WordMarkovModel


The only difference between the MapMarkovModel and the WordMarkovModel is that the MapMarkovModel operates on a character-by-character basis (a 3-gram is three characters). The WordMarkovModel operates on a word-by-word basis (a 3-gram is three words). This will be done using the WordNgram class which has been started for you.

####The WordNgram Class

The WordNgram class has been started for you. You can create new constructors or change the constructor given, though the provided constructor will likely be useful. You can also add instance variables in addition to myWords.

You’ll need to ensure that .hashCode, .equals, .compareTo and .toString work properly and efficiently. You should compare two WordNgrams like you would two String - go element-by-element, until you find a differing element, and then return a value based on that difference. Here, the elements are Strings instead of words.

You’ll probably need to implement additional methods to extract state (words) from a WordNgram object. In my code, for example, I had at least two additional methods to get information about the words that are stored in the private state of a WordNgram object.

To facilitate testing your .equals and .hashcode methods a JUnit testing program is provided. You should use this, and you may want to add more tests to it in testing your implementation. The given tests are a good indication of how well your code works, but as always JUnit tests are not a 100% guarantee.
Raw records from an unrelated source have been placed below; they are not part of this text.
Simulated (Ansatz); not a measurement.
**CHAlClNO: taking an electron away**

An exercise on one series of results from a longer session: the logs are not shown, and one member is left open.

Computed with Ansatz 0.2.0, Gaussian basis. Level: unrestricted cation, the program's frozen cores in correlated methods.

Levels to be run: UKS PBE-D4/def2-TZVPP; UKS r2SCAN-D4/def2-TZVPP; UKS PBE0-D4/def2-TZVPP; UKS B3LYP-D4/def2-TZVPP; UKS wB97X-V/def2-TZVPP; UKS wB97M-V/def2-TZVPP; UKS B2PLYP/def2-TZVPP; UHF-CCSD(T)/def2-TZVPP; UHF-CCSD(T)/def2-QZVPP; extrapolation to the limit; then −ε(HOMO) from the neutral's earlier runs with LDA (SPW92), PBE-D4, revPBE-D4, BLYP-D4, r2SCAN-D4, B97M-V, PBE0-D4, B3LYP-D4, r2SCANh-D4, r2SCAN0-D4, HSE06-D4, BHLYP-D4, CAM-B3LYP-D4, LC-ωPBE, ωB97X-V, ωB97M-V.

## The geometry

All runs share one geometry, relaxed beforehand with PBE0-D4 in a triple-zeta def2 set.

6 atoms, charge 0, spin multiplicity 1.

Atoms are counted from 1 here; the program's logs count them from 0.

Testing with JUnit shows that a method passes some test, but the test may not be complete. For example, your code will be able to pass the the tests for .hashCode without ensuring that objects that are equal yield the same hashvalue. That should be the case, but it’s not tested in the JUnit test suite you’re given.

####Using JUnit

To test your WordNgram class you’re given testing code. This code tests individual methods in your class, these tests are called unit tests and so you need to use the standard JUnit unit-testing library with the WordNgramTest.java file to test your implementation.

To choose Run as JUnit test first use the Run As option in the Run menu as shown on the left below. You have to select the JUnit option as shown on the right below. Most of you will have that as the only option.

Run as JUnit

There are two tests in WordNgramTest.java: one for the correctness of .equals and one for the “performance” of the .hashCode method.

If the JUnit tests pass, you’ll get all green as shown on the left below. Otherwise you’ll get red — on the right below — and an indication of the first test to fail. Fix that, go on to more tests. The red was obtained from the code you’re given. You’ll work to make the testing all green.

All green vs red

Remember, JUnit tests are not a guarantee of correctness. While failing a correctly written JUnit test indicates your class is incorrect, the opposite is not always true.

####The WordMarkovModel class

You’ll implement a class named WordMarkovModel that extends the abstract class AbstractModel class. This should be very similar to the MapMarkovModel class you wrote, but this class uses words rather than characters.

A sequence of characters was stored as a String in the code for character-oriented Markov models. For this program you’ll use ArrayLists (or arrays) of Strings to represent sequences of words used in the model.

The idea is that you’ll use 4-words rather than 4-characters in predicting/generating the next word in an order-4 word based Markov Model. You’ll need to construct the map-based WordMarkovModel and implement its methods so that instead of makeNgram generating 100 characters at random it generates 100 words at random (but based on the training text it reads). The words should be separated by single spaces, without any trailing whitespace at the beginning or end.

To get all words from a String use the String split method which returns an array. The regular expression "\\s+" (two back-slashes, followed by “s+”) represents any whitespace, which is exactly what you want to get all the words in file/string:

String[] words = myString.split(“\\s+”);

Using this array of words, you’ll construct a map in which each key, a WordNgram object, is mapped to a list of WordNgram objects — specifically the n-grams that follow it in the training text (instead of using ((char) 0) to represent the end of the file in your map, we suggest you use null). This is exactly what your MapMarkovModel did, but it mapped a String to a list of Strings. Each String represented a sequence of k-characters. In this new model, each WordNgram represents a sequence of k-words. The concept is the same.

####Comparing Words and Strings in the Different Models

In the new WordMarkovModel code you write you’ll conceptually replace Strings in the map with WordNgrams. In the code you wrote for maps and strings, calls to .substring will be replaced by calls to new WordNgram. This is because .substring creates a new String from parts of another and returns the new String. In the WordMarkovModel code you must create a new WordNgram from the array of strings, so that each key in the word-map, created by calling new, corresponds to a string created in your original program created by calling substring.